(dep_namespaces)=

DEP-01:

+------------+------------------------------------------------------------------+
| Author     | `Hans-Martin von Gaudecker <https://github.com/hmgaudecker>`_    |
|            | `Janos Gabler <https://github.com/janosg>`_                      |
+------------+------------------------------------------------------------------+
| Status     | Draft                                                            |
+------------+------------------------------------------------------------------+
| Type       | Standards Track                                                  |
+------------+------------------------------------------------------------------+
| Created    | 2023-01-13                                                       |
+------------+------------------------------------------------------------------+
| Resolution |                                                                  |
+------------+------------------------------------------------------------------+

Abstract

Backwards compatibility

All changes are fully backwards compatible. We are adding new functions, not changing existing ones.

Motivation

dags constructs a graph based on function names, which need to be valid Python identifiers. In larger projects, which distribute things across many submodules, this will lead to very long and/or cryptic identifiers. Even in smaller projects, this may happen if there are multiple similar submodules. E.g., in case of a library depicting a taxes and transfers system, two different transfer programs will have many similar concepts (eligibility criteria, benefits, ...). In case one wants to process a panel dataset with dimensions year × variables, often one will have to do this at a granular level for some variables in some years, but for all years at the same time for other variables. In both cases, disambiguation via string manipulations on the user side is repetitive and error-prone. As a result, code becomes unmanageable.

Hence, programming languages such as Python have the concept of namespaces, which allows for short identifiers with the scope provided by the broader context. The equivalent for dags will be a nested dictionary of functions based on pybaum, with the scope provided by a branch of the tree.

Before going into detail, an example is useful.

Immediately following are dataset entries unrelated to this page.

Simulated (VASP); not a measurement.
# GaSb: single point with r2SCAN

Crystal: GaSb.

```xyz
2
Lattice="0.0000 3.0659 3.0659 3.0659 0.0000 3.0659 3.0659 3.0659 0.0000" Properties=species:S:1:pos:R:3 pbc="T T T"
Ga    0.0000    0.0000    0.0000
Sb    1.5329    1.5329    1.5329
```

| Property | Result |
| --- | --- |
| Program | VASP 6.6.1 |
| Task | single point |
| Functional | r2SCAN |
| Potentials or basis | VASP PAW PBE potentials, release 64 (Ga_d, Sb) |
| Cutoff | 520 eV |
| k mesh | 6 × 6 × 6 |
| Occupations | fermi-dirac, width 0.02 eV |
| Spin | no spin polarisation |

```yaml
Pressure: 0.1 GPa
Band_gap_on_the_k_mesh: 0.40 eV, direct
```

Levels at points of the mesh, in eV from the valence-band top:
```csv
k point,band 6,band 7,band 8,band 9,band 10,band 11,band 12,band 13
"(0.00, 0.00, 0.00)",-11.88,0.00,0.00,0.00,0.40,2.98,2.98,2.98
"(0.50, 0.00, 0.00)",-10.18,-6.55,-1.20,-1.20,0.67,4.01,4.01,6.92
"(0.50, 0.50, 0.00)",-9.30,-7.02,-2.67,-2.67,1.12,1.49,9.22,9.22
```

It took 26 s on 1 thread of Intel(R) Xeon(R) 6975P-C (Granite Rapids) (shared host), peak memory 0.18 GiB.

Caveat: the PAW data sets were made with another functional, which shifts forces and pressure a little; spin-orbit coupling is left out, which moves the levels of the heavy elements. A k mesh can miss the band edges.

Example: Taxes and transfers system

Say we have the following structure:

taxes_transfers
|-- main.py
|   |-- monthly_earnings(hours, hourly_wage)
|   |-- functions (dict, see below)
|-- pensions.py
|   |-- eligible(benefits_last_period, applied_this_period)
|   |-- benefit(eligible, aime, conversion_factor, monthly_earnings, unemployment_insurance__earnings_limit)
|-- unemployment_insurance.py
|   |-- monthly_earnings(hours, hourly_wage, earnings_limit):
|   |-- eligible(benefits_last_period, applied_this_period, hours, monthly_earnings, hours_limit, earnings_limit)
|   |-- benefit(eligible, monthly_earnings, fraction)

Content of pensions.py

def eligible(
    benefits_last_period,
    applied_this_period,
):
    return True if benefits_last_period else applied_this_period


def benefit(
    eligible,
    aime,
    conversion_factor,
    monthly_earnings,
    unemployment_insurance__earnings_limit,
):
    cond = eligible and monthly_earnings < unemployment_insurance__earnings_limit
    return aime * conversion_factor if cond else 0

Content of unemployment_insurance.py

def monthly_earnings(hours, hourly_wage, earnings_limit):
    e = hours * 4.3 * hourly_wage
    return e if e < earnings_limit else earnings_limit


def eligible(
    benefits_last_period,
    applied_this_period,
    hours,
    monthly_earnings,
    hours_limit,
    earnings_limit,
):
    cond = (
        benefits_last_period or hours < hours_limit or monthly_earnings < earnings_limit
    )

    return False if cond else applied_this_period


def benefit(eligible, baseline_earnings, fraction):
    return baseline_earnings * fraction if eligible else 0

Content of main.py

import pensions
import unemployment_insurance


def monthly_earnings(hours, hourly_wage):
    return hours * 4.3 * hourly_wage


functions = {
    "monthly_earnings": monthly_earnings,
    "pensions": {
        "eligible": pensions.eligible,
        "benefit": pensions.benefit,
    },
    "unemployment_insurance": {
        "eligible": unemployment_insurance.eligible,
        "benefit": unemployment_insurance.benefit,
    },
}


targets = {"pensions": ["benefit"], "unemployment_insurance": ["benefit"]}


input_structure = {
    "pensions": {
        "aime": None,
        "conversion_factor": None,
        "benefits_last_period": None,
        "applied_this_period": None,
    },
    "unemployment_insurance": {
        "benefits_last_period": None,
        "applied_this_period": None,
        "hours_limit": None,
        "earnings_limit": None,
    },
    "hours": None,
    "hourly_wage": None,
}

New functions

concatenate_functions_tree(
  functions,
  targets,
  input_structure,
  mode="tree",  # Literal["tree", "flat"]
  name_clashes="raise",  # Literal["raise", "warn", "ignore"]
  enforce_signature=True,
)

create_input_structure_tree(
  functions,
  targets,
  level_of_inputs,  # Literal["top", "bottom"]
  mode="tree",  # Literal["tree", "flat"]
)

The `functions` argument in the "tree" functions

Possible Containers

pybaum Registry: We only allow arbitrarily nested dictionaries with functions as leaves
Hence, no unlabeled datastructures are possible.
Only exception might be to enable providing a module directly instead of a dictionary of functions. The module name would be the outermost node of the branch, the functions in it would become leaves. However, it is unclear whether we'd want all functions imported in that module to show up in the graph or only the ones defined in it.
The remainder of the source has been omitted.